In America, at least. But Britain has had them since December 5, 1932, when Norman Pett's Jane's Journal: The Diary of a Bright Young Thing debuted in London's Daily Mirror (a leader in British comics, the most famous alumnus of which is Andy Capp). A couple of sources say the character was modeled after Pett's wife, but this may be a pious fiction, as other sources say she was based on model/actress/sexpot Christabel Leighton-Porter, who would have been 19 at the time.
The first episode of Jane (which became the official title of the strip not long after it began, and by the way, no relation) was rather mild, cheesecake-wise — just a one-panel glimpse of Jane (last name Gay, tho this was rarely mentioned) in a petticoat as she prepared to meet Count Fritz von Pumpernikel. But that one did set the stage in at least one way. Fritz, who turned out to be a dachshund, was her constant companion from that moment forward. Jane (with Fritz) continued a few years as a vehicle for daily gags (which often involved her innocently dressing, bathing or catching her skirt on a thorn), but those soon gave way to loose continuity and then, when Don Freeman came aboard as writer in 1938, to full-fledged adventure stories. It was in the middle of a spy adventure that she met Georgie Porgie, who was to be her adversary, ally, and eventually lover (tho from all indications, a chaste one).

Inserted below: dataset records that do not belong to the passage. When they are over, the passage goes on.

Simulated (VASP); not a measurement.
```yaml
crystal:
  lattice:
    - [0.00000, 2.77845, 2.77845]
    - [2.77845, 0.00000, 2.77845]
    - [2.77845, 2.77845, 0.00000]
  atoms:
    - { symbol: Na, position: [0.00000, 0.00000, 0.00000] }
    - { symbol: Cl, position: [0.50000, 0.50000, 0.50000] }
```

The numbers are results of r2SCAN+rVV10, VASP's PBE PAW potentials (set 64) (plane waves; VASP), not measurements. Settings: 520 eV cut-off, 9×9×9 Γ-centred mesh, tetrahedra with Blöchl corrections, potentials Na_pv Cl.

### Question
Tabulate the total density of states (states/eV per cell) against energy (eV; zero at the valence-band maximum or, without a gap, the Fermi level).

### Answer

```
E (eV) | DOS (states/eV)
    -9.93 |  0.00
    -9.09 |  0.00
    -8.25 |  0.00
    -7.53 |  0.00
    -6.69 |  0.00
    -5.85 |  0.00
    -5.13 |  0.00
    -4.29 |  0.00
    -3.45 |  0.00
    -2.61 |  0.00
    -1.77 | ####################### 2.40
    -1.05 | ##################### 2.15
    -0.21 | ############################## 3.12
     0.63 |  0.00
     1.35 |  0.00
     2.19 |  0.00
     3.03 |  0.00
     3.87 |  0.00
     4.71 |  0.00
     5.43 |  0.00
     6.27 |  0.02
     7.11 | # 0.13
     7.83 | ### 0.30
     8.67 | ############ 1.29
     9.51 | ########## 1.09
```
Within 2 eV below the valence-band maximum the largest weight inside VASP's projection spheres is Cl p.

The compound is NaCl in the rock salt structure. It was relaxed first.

Throughout these adventures, Freeman and Pett retained the comedy element. That way, Jane could remain innocent while they brought every manner of contrivance to bear in getting her clothes off. In fact, she stayed innocent even when she "gave her all", as newspaper reports described the event — that memorable day in 1943, when, in a hilarious scene, Freeman and Pett brought circumstances together that forced Jane to run through a cafe crowded with military men, naked as a jaybird.
A week later, the American newspaper Round-up reported on the event, and added, "The British 36th Division immediately gained six miles." Coincidence? Perhaps.
By that time, Jane had already become something of an icon in British popular culture, so it isn't surprising her doings were so closely followed by British soldiers. Even in America, she'd inspired a few imitators in the "Spicy" line of pulp magazines (the best remembered of which is Sally the Sleuth from Spicy Detective). Her first comic book, which combined reprints with new material, came out in 1944, and new ones appeared regularly for the rest of the '40s. She became the subject of a stage play shortly after World War II, and a movie, The Adventures of Jane, in 1949. Christabel Leighton-Porter (who by then was in her mid-30s) played the title role in both, of course.
In 1948, Pett moved to a rival paper, The Dispatch, and launched a rival clothes-shedding character, Susie. Pett's assistant, Michael Hubbard, took over the art on Jane. Hubbard used a more realistic style, and the strip had less humor as well. By then it had become practically an institution on the Mirror's comics page, but it lost steam over the next decade. On October 10, 1959, Jane accepted Georgie's proposal of marriage, they sailed off together into the sunset, and the now-legendary series was over.
That would be a good point to say "The End", but for Jane, it wasn't. Two years later, The Mirror debuted a new strip titled Jane, Daughter of Jane, attempting to bring her adventures forward into a new generation. But that one folded in 1963. There have been occasional attempts to revive Jane herself, one of which was by John Burns, who drew several of Peter O'Donnell's Modesty Blaise stories. But she's been unable to re-establish an ongoing presence on the newspaper page. She was, however, the subject of another stage play in the 1970s, a TV show in the '80s (in which director Andrew Gosling used real actors in front of drawn backgrounds), and another movie, Jane & The Lost City, in 1987. And Pett's work is still reprinted from time to time.
Jane was followed by many other comics women who kept losing their clothes innocently. Maybe the cartoonists got the idea from her, and maybe not. It's said, for example, that Harvey Kurtzman (Goodman Beaver) was once asked if Jane had inspired his Little Annie Fanny, probably the most famous of them, and quickly changed the subject. Whatever the case may be, in the British cultural consciousness, apparently none will ever take the place of Norman Pett's original.